Difference between const pointer and const array type in function parameter declaration


If I try to compile this small example:

void f(const int *a) {
    int * ptr = a;
    *ptr = 1;
}

void g(const int a[]) {
    int * ptr = a;
    *ptr = 1;
}

I get a warning for function f and an error for function g. I tried with gcc 9.3.0 and clang 10.0.0 and got very similar messages. Here the one from gcc:

main.c: In function ‘f’:
main.c:4:16: warning: initialization discards ‘const’ qualifier from pointer target type [-Wdiscarded-qualifiers]
    4 |     int* ptr = a;
      |                ^
main.c: In function ‘g’:
main.c:10:5: error: invalid operands to binary * (have ‘const int *’ and ‘int *’)
   10 |     *ptr = 1;
      |     ^

I know there is a difference between arrays and pointers, but I always believed there is no difference in function parameter declaration. And isn't using an array and a pointer as left hand operand in an assignment completely equivalent? After all I also thought that the following were interchangeable:

int main(int argc, char * argv[])

int main(int argc, char ** argv)

My questions:

  • What is the exact difference between const int * a and const int a[] in a function parameter declaration?

  • Why do I get a warning in one of the cases and an error in the other?

  • Shouldn't be both cases errors, because I try to change a const parameter?

Edit as Paul Hankin pointed out I missed a semicolon in the original code. If added, both functions indeed give the same warning message, which is OK, since implicit pointer conversions (like in ptr = a discard const qualifiers.


Solution

  • I get exactly the same messages for both functions in both gcc and clang. You have some typo in the code and didn't make a copy/paste when you posted it here.

    I always believed there is no difference in function parameter declaration.

    This is true for plain 1D arrays. An array parameter such as const int a[] will get adjusted ("decay") into a pointer to it's first element. It is 100% equivalent to const int* a. Note that the const qualifier belongs to the pointed-at type, not the pointer itself.

    Now as it happens, incomplete types such as arrays without a size cannot actually be used as function parameters if not for this array adjustment rule1). It's the very reason why you can even type out an incomplete array type [] without size as a function parameter, because the type gets adjusted before the size of the array matters and the result is not an incomplete type but a pointer (to a complete type).

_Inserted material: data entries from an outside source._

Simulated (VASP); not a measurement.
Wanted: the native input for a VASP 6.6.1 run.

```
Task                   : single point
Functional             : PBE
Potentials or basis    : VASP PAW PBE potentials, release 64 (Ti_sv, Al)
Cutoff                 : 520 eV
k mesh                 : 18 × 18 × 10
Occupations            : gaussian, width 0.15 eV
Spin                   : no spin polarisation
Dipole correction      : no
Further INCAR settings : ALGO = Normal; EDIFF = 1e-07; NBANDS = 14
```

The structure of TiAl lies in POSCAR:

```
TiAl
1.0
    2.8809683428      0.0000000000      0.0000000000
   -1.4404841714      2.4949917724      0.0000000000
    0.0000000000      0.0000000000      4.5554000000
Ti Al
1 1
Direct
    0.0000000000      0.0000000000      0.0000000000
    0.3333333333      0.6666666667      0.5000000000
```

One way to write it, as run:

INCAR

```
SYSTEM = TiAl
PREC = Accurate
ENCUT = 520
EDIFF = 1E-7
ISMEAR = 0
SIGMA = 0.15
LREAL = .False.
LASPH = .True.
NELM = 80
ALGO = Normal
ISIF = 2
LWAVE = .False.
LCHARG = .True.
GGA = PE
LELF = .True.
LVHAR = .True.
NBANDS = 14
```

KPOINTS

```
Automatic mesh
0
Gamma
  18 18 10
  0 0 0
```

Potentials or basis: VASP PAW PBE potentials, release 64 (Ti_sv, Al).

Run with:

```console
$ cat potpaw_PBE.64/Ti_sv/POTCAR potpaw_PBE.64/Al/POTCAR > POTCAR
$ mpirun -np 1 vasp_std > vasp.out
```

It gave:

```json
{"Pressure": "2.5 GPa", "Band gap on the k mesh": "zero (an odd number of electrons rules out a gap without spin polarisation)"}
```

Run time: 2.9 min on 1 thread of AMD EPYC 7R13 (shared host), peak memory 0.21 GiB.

    This equivalence doesn't scale well to 2D arrays however. An array parameter such as const int a[x][y] is an array of arrays. The first item is of array type const int[y]. So it gets adjusted to a pointer to such a type:
    const (*int)[y]. This is not compatible with const int* nor with const int**.


    1) C17 6.7.6.3

    After adjustment, the parameters in a parameter type list in a function declarator that is part of a definition of that function shall not have incomplete type.